UPDATED EVERY FRIDAY
Last Update:
Friday 21st January, 2005
All content © New Journal Enterprises, 2004.
 
 

 

SECTIONS
NEWS
FEATURES
REVIEWS
RECRUITMENT
CONTACT US
NAVIGATION
ARCHIVE

 

One Week with John Gulliver
Haw’s direct action is to be applauded


Former Camden Council officer and now MP John McDonnell left and Brian Haw

IT would be stretching a point to say government ministers and MPs can be bought – but the gambling and the drinks lobbyists appeared to have achieved their goals without any filthy lucre changing hands.
Recent headlines about Casino Britain and boozing round-the-clock tell the story.
But what sort of lobby power in the Commons have ordinary people? Hardly any.
This was a point Michael Schwartz, a solicitor at Bindman’s in King’s Cross, drove home on Tuesday in a speech defending the right of the indefatigable anti-Iraq war protester Brian Haw to remain in his encampment in Parliament Square.
Mr Schwartz, along with others, had gathered in a committee room in the Commons to protest against a Bill, inspired by the former home secretary David Blunkett, to ban Brian Haw from the square.
Mr Blunkett and other MPs – usually pro-war enthusiasts – couldn’t stand Brian Haw’s political imprecations.
The meeting had been organised by the Green Party and the Crossroads Women’s Centre in Kentish Town.
“Companies can buy their way into Parliament,” complained Mr Schwartz.
“You can see that by just looking at the members’ interests and the number of non-executive directorships MPs hold.
“But ordinary people do not have this power. What Brian has done is the most direct, and possibly the most effective way of getting to MPs, and therefore most frowned upon.”
He found it odd that the government was trying to pass a bill about one person sitting in what is essentially a traffic island.
Governments have done stranger things. But this new Bill – it comes before a committee to-day (Thursday) - takes the biscuit.
Sensible opponents include MPs Glenda Jackson and Jeremy Corbyn.

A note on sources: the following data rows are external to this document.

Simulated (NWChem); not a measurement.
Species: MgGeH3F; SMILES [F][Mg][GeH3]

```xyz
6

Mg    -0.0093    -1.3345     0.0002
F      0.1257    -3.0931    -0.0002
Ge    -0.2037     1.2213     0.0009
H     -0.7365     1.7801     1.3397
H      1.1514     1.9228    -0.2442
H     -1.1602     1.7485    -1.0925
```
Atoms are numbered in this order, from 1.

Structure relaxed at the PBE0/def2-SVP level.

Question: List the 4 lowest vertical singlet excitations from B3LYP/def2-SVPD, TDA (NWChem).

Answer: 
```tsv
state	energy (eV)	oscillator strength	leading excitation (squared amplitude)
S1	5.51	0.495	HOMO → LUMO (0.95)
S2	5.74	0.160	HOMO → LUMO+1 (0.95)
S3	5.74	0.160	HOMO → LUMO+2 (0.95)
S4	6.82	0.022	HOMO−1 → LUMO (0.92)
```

It’s just got a little Birt verse


Kenneth Baker and Dame Eileen Atkins


Edward Fox and John Birt

IT seems only yesterday that I wrote about the full house that greeted Kentish Town poet Jehane Markham for the launch of her latest book.
And on Monday I again saw the unusual sight of poetry fans turned away from a packed auditorium.
The great and the good, including Tory Lords Maurice Saatchi and Kenneth Baker, director and actor Simon Callow were amongst those who turned up at the British Library to hear actors Edward Fox and Dame Eileen Atkins read T S Eliot’s Quartets.
Perhaps strangest of all was the appearance of Sir John Birt, Tony Blair’s right-hand man at Downing Street – a man not previously known for his love of beautiful English.
So famous was Sir John’s mangling of the language during his tenure as the BBC’s director general that Private Eye magazine started a column called ‘Birtspeak’, devoted to management gobbledegook.
But when I caught up with him at the drinks party afterwards, he told me: “It was a beautiful reading – I was carried away.”
When I mentioned that one of the themes of the fourth quartet was that acts committed out of virtue often ended up causing evil, his face turned red.
And when I asked him if he could think of anything that he’d done to which that might apply, he exclaimed “Yes!”, made his excuses and left. Whatever can he have been thinking of?


Tea – and water – with Tony H

While the battle over free swimming in the Heath ponds rages on (See page 5 and letters page 18) Tony Hillier, chairman of the Heath and Hampstead Society, took a brave step and invited some of the swimmers in for tea at his home in Downshire Hill on Sunday afternoon.
Half a dozen of the protesters took up his offer. “We had an informal, very friendly get together,” Mr Hillier (pictured) told me. “Some of them had tea, some had glasses of water.
“And the benefit of it all for me was to get a cross section of their views, as I also discovered talking to a significant number of the swimmers on the phone.”
He discovered a range of different views. “There is no doubt about that,” he said. “Some feel there is no compromise to keeping the ponds open and allowing swimmers in free. But there are others who are willing to make a contribution to the cost of swimming.
“They want the City Corporation to meet their concerns about the Heath budget and also the practicalities of charging for swimming, which is itself a serious issue. I do understand where they are coming from.”
Mr Hillier is a very cautious man.


So, has Mr Blair got on the bus?

THIS newspaper has been inundated with letters about the future of South End Green in Hampstead in recent weeks but no one ever thought of dragging Tony Blair’s name into it – until Tuesday evening.
It was invoked by campaigners who want to move the 24 bus stop a few yards from the Green to Fleet Road.
To the campaigners, moving the buses is synonymous with bringing new life to the Green.
And that’s exactly what Tony Blair would want, intoned Jeska Harrington (pictured) of the Save Our Green campaign.
Swept away by this idea, the campaigners gave a colleague a copy of a four page speech by Tony Blair with relevant lines highlighted in red.
It talked about “clean, safe streets…quality of life…New York mayor Rudy Guilliani’ and the views of the eminent economist JK Galbraith.
Small ‘concerns’ have to be tackled before they turn into big problems, said Tony Blair.
Labour councillor Anna Stewart, unconvinced, argued that a link in getting rid of buses and anti-social behaviour was ‘tenuous and far fetched.’
“But Tony Blair said it,” expostulated campaigner Chris Marigold.
No nonsense Cllr John Thane – the Town Hall’s environment chief – could hardly believe what he was hearing.
“It’s hard to see the vision some people have for South End Green” said Thane who lived near the Green 40 years ago.
And Tony Blair? “Frankly, I don’t believe even Tony Blair sees the buses as an issue,” he said. “He has come up with some pretty daft ideas but I don’t think this is one of them.”